In the last few years, EPF (Employee Provident Fund) accounts have undergone important structural shifts. The equity allocation, for one, has gone up. EPFO rules mandate that up to 15% of its 10 trillion-plus corpus can be invested into ETF's (Exchange Traded Funds).
Recent reports suggest that the EPFO may be in the process of setting up a new system that would allow its investors to take a higher exposure than the presently mandated 15% limit, and this would be discretionary.
Presently, the increased 15% limit means precious little, as the EPFO is yet to properly implement its two-tiered structure to track returns from realised gains on its ETF units. Technological hurdles abound, and its unlikely that the government-led behemoth will be nimble enough to move quickly on this front.
So, what happens to the money that you've invested until now? Until the system is formally implemented, the equity investments made from your money by the EPFO are being held in a 'pooled investment'. Regardless of the pro-rated portion of your corpus that's allocated to equities, the rate declared on the entire corpus (8.55% for the last fiscal) will apply to your entire corpus.
Once the system is implemented, and the equity corpus is liquidated, the gains thus accrued would be reflected in the interest rate in the year of booking these profits and be passed on to investors in this manner.
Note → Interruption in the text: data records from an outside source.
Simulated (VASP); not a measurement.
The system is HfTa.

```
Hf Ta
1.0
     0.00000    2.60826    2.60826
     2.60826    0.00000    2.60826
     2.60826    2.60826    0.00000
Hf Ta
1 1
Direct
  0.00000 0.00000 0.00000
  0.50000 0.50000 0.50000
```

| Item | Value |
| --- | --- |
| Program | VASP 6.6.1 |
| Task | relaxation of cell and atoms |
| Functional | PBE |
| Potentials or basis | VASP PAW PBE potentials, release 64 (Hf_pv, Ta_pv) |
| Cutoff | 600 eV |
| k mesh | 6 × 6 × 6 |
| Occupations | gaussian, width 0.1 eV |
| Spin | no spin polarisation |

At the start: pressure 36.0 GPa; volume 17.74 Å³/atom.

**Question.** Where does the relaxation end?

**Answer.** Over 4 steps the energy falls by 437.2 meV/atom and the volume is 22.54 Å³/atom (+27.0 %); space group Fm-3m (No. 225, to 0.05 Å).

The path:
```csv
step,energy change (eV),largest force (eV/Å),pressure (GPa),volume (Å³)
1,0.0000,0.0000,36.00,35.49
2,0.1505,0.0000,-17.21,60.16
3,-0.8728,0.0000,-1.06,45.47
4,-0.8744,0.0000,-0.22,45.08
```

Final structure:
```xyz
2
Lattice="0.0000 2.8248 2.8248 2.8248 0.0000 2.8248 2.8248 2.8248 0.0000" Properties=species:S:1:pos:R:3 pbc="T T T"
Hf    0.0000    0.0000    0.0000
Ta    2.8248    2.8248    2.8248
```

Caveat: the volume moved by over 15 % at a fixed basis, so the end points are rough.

Coming back to the original question - should you increase your exposure to equities within your ETF's, if the option comes up some time in the future? The answer would depend upon three things - the time left to your retirement, the nature of your other retirement savings instruments, and the actual modus operandi of the equity allocation itself.
If you're less than 3 years from your retirement, do not increase your exposure to equities within your EPF account. If you're 3 to 5 years away, you may consider a total exposure of 30% to 40% to ETF's within your EPF account. If you've got more than 10 years to go before you hang up your work boots, you could go as high as the new rules will allow - the higher, the better.
Many people use EPF's to balance out other, aggressive retirement saving investments. For example, you may be running a monthly SIP of Rs. 50,000 into mid cap oriented mutual funds, towards your retirement. If that's the case with you, you may want to avoid increasing the equity allocation within your EPF account, so that your overall asset allocation remains balanced in terms of risk.
The third deciding factor would be the nature of the ETF investments themselves. If the planned investments are into index linked ETF's, that's good. If the EPFO decides to invest into highly concentrated ETF's that only invest into a handful of stocks, and behave more like sectoral funds than anything else, you should think twice before deciding to increase your equity allocation. Take for instance, the CPSE Exchange Traded Fund that was launched last year amidst much fanfare - it's turned out to be a poor performer across time frames.
All in all, it's a wait and watch game right now. One needs more clarity on the actual modus operandi before deciding whether or not it would be worthwhile to increase their equity allocations within their EPF accounts.